Not to be so easily defeated, I thought, “Fine. I’ll just reboot every machine.” But at this point I failed to find anything resembling a power button on any of the machines. And so I returned to e-mail Matt—having forgotten my phone at home—and apprise him of the situation. Without access to these servers I cannot check out or commit any code, so I am in no big hurry to make enormous changes to my working copy.

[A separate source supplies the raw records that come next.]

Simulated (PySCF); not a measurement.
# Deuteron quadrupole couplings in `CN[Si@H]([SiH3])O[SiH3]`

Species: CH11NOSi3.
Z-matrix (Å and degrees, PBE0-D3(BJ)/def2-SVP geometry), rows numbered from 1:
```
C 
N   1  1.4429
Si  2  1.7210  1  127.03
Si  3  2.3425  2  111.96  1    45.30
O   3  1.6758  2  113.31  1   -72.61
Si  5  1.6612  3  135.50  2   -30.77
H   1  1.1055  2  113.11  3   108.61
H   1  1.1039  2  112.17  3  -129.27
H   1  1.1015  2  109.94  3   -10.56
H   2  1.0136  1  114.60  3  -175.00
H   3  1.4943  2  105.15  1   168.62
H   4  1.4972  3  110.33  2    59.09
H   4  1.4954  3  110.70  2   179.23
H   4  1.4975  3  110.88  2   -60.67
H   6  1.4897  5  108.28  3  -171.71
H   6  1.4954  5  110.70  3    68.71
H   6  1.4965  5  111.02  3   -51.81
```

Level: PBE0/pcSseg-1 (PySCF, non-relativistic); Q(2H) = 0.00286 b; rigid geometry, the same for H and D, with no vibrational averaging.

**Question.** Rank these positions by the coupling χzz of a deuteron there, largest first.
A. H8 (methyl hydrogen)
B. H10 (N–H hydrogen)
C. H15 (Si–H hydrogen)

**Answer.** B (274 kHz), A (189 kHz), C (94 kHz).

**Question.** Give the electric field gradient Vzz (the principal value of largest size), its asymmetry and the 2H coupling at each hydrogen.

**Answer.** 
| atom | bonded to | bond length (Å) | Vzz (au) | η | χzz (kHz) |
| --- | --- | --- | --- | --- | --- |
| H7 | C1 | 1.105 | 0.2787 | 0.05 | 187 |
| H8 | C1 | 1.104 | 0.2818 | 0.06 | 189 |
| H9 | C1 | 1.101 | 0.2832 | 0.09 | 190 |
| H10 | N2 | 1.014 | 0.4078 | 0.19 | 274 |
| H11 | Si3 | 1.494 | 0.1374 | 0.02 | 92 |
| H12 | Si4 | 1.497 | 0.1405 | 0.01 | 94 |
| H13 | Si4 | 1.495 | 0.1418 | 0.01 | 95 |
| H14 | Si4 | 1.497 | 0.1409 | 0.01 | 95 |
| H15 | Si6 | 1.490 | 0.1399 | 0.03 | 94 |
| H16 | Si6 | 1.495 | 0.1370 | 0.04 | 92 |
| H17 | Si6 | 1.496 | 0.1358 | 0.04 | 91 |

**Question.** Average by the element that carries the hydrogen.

“Why,” you may ask, “are you angry with the CS Dept. and not this Matt Rutherford character?” The reason is this: some time ago the CS Dept. decided that in order to save some money they wouldn’t hire systems administrators for their machines and would, instead, handle that task themselves. Which really meant that they would force graduate students to do it. Graduate students who were also matriculating at CU, doing research, and probably even working. This results in a number of problems. One, the servers are often not administered well. If you want, for instance, an SVN repository, the response is often, “Set it up yourself in your home directory and access it via SSH.” Which is fine for personal stuff, but when it’s for a research project that many people are working on, I think it deserves a better set up than that. Two, these poor graduate students have to spend a significant portion of their time dealing with problems when the shit hits the fan; time that should be spent studying, or working on their research.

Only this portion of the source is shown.